I have sampled (no pun intended) Artur Rubinstein's set of Chopin's 8 Polonaises, 4 Impromptus (LP, RCA Living Stereo LSC-7037) many times over the years, but never until the Cabasse La Sphères have I sat down and listened straight through all four sides. This set, recorded at Carnegie Hall, had never before sounded so cleanly or solidly rendered, or as intimate. The distinction between the direct sound of the piano and the reflected hall sound was never so cleanly laid out or pronounced. The piano never sounded as solid, dimensional, and harmonically complete. The brief lags between the direct sound of the notes and their reflections had never sounded as cleanly organized, nor has the picture sounded as three-dimensionally complete.
Better piano recordings sounded more convincing than I'd ever heard them at home. But if you're used to crisp, tinkly leading edges and false "air," such recordings can sound dark and unimpressive—especially if you're unaccustomed to hearing solo-piano recitals in person.
The Sphères and their 5200W of power produced unlimited expression at both ends of the dynamic scale, and sounded equally convincing whether played at excruciatingly loud or very low levels.
Why do original vinyl recordings converted to digital and back still sound better than CDs put through the same process? I don't have the answers. I just know that I and everyone who listened to the Sphères in my room came to the same conclusion. And no one, myself included, heard anything "digital" about the Sphère's rendering of analog sources, even though we'd all heard how the system could produce ultrasolid, three-dimensional images that were markedly superior and better-organized that anything heard previously here—or pretty much anywhere else.
Though much was spectacular, and in many ways vastly superior to anything else I've experienced at home, not all was perfect in the microprocessor-controlled digital world of the Cabasse La Sphère. Regardless of the recording, or whether the source was LP, CD, SACD, or a live eight-track analog recording I helped a friend mix down, the way the Sphère's digital processing dealt with fast vocal transients revealed itself as a suspicious sameness that intruded on hard sibilants. That was the one overt way in which the extreme signal processing the Sphère uses to set things right (or the A/D conversion) showed its seams. There were other, more subtle ones.

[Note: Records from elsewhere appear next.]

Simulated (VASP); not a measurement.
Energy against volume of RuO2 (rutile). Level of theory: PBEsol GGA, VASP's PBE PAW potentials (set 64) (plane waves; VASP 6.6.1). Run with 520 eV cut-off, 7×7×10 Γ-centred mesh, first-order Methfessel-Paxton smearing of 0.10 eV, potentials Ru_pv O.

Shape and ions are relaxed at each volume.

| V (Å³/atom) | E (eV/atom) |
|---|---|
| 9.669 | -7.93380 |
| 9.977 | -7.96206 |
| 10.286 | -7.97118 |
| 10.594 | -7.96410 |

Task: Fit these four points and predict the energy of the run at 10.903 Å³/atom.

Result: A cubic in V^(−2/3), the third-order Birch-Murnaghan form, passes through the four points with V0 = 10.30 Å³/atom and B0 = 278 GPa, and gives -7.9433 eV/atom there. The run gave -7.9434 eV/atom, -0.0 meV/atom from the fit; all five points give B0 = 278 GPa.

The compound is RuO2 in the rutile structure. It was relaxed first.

My wife, in whose ears I trust, came down for a first listen. Without knowing anything about the digitization and heavy processing the Sphères were doing, she heard Fleetwood Mac's familiar "Station Man," from Kiln House (LP, Warner Bros.), and said, "I don't like it. It sounds processed. It sounds dark and mushy and everything is back there." As the tune continued and her ears adjusted, she heard all of the Sphères' tremendous organizational skills and ability to retrieve real detail, which can only be heard by listening "in" to the presentation as opposed to having them dumped in your lap by brightness and leading-edge accentuation. She came to appreciate all that, but still felt the overall presentation sounded "processy."
I, Mr. Analog, was somehow less bothered by that, and more irked over time by a feeling that, in his quest for near-perfect response characteristics and the Sphère's other considerable achievements, Christophe Cabasse had sacrificed both resolution and high-frequency air and delicacy. Recordings I've known for years to be bright and have tape hiss sounded smooth and hissless. That told me that the system's high-frequency response was rolled off, or simply cut off by the limitations of 48kHz digital. Can I still hear beyond 22kHz? I doubt it—but what happened to the hiss, and some of the attractive sparkle, on those familiar records?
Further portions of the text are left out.